David Coppedge Ponders His Next Move

Our last post about David Coppedge’s lawsuit against Jet Propulsion Laboratory (JPL) and & Caltech was Klinghoffer Unleashed to Defend David Coppedge. Our post before that, David Coppedge v. JPL & Caltech — He’s Fired!, has all the background information you may need to bring you up to date.

Now, in the Pasadena Star News (JPL is located in Pasadena, California) we read Former JPL employee claims he was fired for doubting Darwin. They only permit us to copy a couple of paragraphs, so we’ll do that and mention their other content, leaving it to you to click over there to read the whole article. Here’s the news, with bold added by us:

[Coppedge’s] original lawsuit rested on claims of discrimination under California’s Fair Employment and Housing Act, [and] Coppedge’s legal team is now considering a new tactics – including taking a page from the Supreme Court’s Jan. 19 in NASA v. Nelson.

Here’s a link to that opinion, which is by Justice Alito: NATIONAL AERONAUTICS AND SPACE ADMINISTRATION, et al ., PETITIONERS v. ROBERT M. NELSON et al.. But that was a ruling against JPL employees who sought to terminate background checks which they claimed violated their privacy rights. What can Coppedge do with that? Let’s read on:

Becker [Coppedge’s lawyer] said he would seek to amend the complaint within the next two weeks to include a wrongful termination claim – adding that a First Amendment claim might also be on the table. “We’re also considering a First Amendment violation claim based on language contained in the Supreme Court’s (NASA v. Nelson) decision, which characterizes contract employees at JPL as no different from government employees at NASA’s other federally funded research centers,” Becker said.

Is that what NASA v. Nelson holds, and does it matter? Alito’s opinion says:

The National Aeronautics and Space Administration (NASA) is an independent federal agency charged with planning and conducting the Government’s “space activities.” … NASA’s workforce numbers in the tens of thousands of employees. While many of these workers are federal civil servants, a substantial majority are employed directly by Government contractors. Contract employees play an important role in NASA’s mission, and their duties are functionally equivalent to those performed by civil servants.

One NASA facility, the Jet Propulsion Laboratory (JPL) in Pasadena, California, is staffed exclusively by contract employees. NASA owns JPL, but the California Institute of Technology (Cal Tech) operates the facility under a Government contract.

The the Ninth Circuit had ruled that JPL employees didn’t have to be subjected to a government background check because it violated their privacy rights. NASA petitioned the Supreme Court to hear the case, and they did. Alito’s opinion says:

[T]he Government has an interest in conducting basic employment background checks. Reasonable investigations of applicants and employees aid the Government in ensuring the security of its facilities and in employing a competent, reliable workforce.

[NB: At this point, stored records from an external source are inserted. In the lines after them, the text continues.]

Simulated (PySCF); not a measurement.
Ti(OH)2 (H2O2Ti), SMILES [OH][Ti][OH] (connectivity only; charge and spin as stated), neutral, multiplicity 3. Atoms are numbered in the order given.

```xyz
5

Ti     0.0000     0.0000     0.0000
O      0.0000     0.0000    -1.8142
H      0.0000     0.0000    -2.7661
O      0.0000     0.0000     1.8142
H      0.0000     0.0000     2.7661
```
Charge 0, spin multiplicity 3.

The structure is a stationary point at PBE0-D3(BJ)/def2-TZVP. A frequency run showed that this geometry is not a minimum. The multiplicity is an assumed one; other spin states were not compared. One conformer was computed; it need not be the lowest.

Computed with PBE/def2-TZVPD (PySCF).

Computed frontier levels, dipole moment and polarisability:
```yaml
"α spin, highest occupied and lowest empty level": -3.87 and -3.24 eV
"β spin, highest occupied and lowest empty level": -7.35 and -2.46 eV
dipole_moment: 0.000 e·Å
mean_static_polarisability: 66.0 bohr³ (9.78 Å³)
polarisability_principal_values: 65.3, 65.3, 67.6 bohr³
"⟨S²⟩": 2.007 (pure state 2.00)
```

Respondents [the JPL employees] argue that, because they are contract employees and not civil servants, the Government’s broad authority in managing its affairs should apply with diminished force. But the Government’s interest as “proprietor” in managing its operations [citation omitted] does not turn on such formalities. … The record shows that, as a “practical matter,” there are no “[r]elevant distinctions” between the duties performed by NASA’s civil-service workforce and its contractor workforce.


At JPL, in particular, the work that contract employees perform is critical to NASA’s mission. … The Government has a strong interest in conducting basic background checks into the contract employees minding the store at JPL.

What if Coppedge falls into that description? All it means to us is that he would be required to go through a background check. The decision doesn’t say that he — and other JPL employees — are literally considered to be employees of the federal government for all purposes. And even if that were the case, can federal employees run amok in the workplace and evangelize their colleagues about creationism? We doubt it, but we may have the opportunity to find out.

Anyway, that’s all we can excerpt from the Pasadena Star News, so from here on we’re going to describe some of what it says. They quote a law professor who says NASA v. Nelson is irrelevant to the Coppedge case. We agree. Then they quote a JPL spokeswoman (until now, JPL has been very quiet about this case) who says that their Cassini mission workforce is down 40%, and attrition is natural.

But Becker, who is the lawyer for Coppedge, claims that Coppedge was terminated due to retaliation for the existing lawsuit. Then the newspaper quotes another law professor who says that protections for religious activity doesn’t included speech in the workplace. They also quote a couple of people from the Discovery Institute.

We recommend that you read the whole article, because aside from occasional blogs at the Discoveroids’ website, this is one of the few independent sources of information about this case that we’ve come across — and we’ve been looking.

Copyright © 2011. The Sensuous Curmudgeon. All rights reserved.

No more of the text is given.